The founder of collapsed cryptocurrency exchange FTX has pleaded not guilty to charges of cheating investors out of billions of dollars.
Wearing a blue suit, white shirt and spotted blue tie, the 30-year-old took to the stand at a federal court in Manhattan, accused of using customer deposits to purchase property, make huge political donations, and illegally support his hedge fund Alameda Research.
Asked how he pleaded to eight charges by US district judge Lewis Kaplan, the Californian’s lawyer simply replied “not guilty”.
Two of SBF’s colleagues – Caroline Ellison who headed up Alameda, and FTX co-founder Gary Wang – have already pleaded guilty to civil and criminal charges of conspiracy and fraud. Both have made agreements to fully cooperate with government investigations.
Bankman-Fried was freed on a $250m bond last month following extradition from his home in the Bahamas to his native US.
If convicted of all charges, the Massachusetts Institute of Technology graduate could face a prison sentence adding up to 115 years.
Since 2019 he amassed an eye-watering net worth of $26 billion until a wave of suspicious withdrawals in November exposed a web of serious problems with the FTX platform and its ties to Alameda, leading to the sudden collapse of the massive exchange.
Investor funds evaporated with SBF’s own personal fortune as he appeared on a series of internet interviews apologising for the collapse while claiming he was left with just $100,000 in his bank account.
Earlier today, lawyers representing Bankman-Fried sent a letter to Judge Kaplan asking that the identities of two people who agreed to sign his $250m bond be kept secret, claiming they faced harassment.

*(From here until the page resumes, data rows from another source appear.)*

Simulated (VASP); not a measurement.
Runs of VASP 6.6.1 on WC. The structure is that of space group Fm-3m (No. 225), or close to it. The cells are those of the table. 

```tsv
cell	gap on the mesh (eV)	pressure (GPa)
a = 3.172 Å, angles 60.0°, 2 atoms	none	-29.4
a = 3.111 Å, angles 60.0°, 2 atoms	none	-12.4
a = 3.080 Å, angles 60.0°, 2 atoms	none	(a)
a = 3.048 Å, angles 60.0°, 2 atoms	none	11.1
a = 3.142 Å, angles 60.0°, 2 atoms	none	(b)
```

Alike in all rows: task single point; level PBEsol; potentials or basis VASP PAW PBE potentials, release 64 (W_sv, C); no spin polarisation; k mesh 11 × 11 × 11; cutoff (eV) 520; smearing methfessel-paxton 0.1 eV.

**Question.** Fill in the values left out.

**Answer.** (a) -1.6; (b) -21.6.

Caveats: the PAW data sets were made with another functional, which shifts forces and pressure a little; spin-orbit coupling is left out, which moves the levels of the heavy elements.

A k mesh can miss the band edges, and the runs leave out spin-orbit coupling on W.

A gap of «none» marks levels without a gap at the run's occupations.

Until his court appearance today, he was ordered to stay in his parents’ home in Palo Alto, California, and required to undergo drug and mental health counselling, and refrain from any business transactions that exceed $1,000.
A trial date has been set for October 2 2023.
The defendant faces eight criminal counts, including conspiracy to commit money laundering and wire fraud.
Federal prosecutor Danielle Sassoon told the court she estimated a trial could take four weeks, adding that the government will now turn over many thousands of documents in evidence to defence lawyers.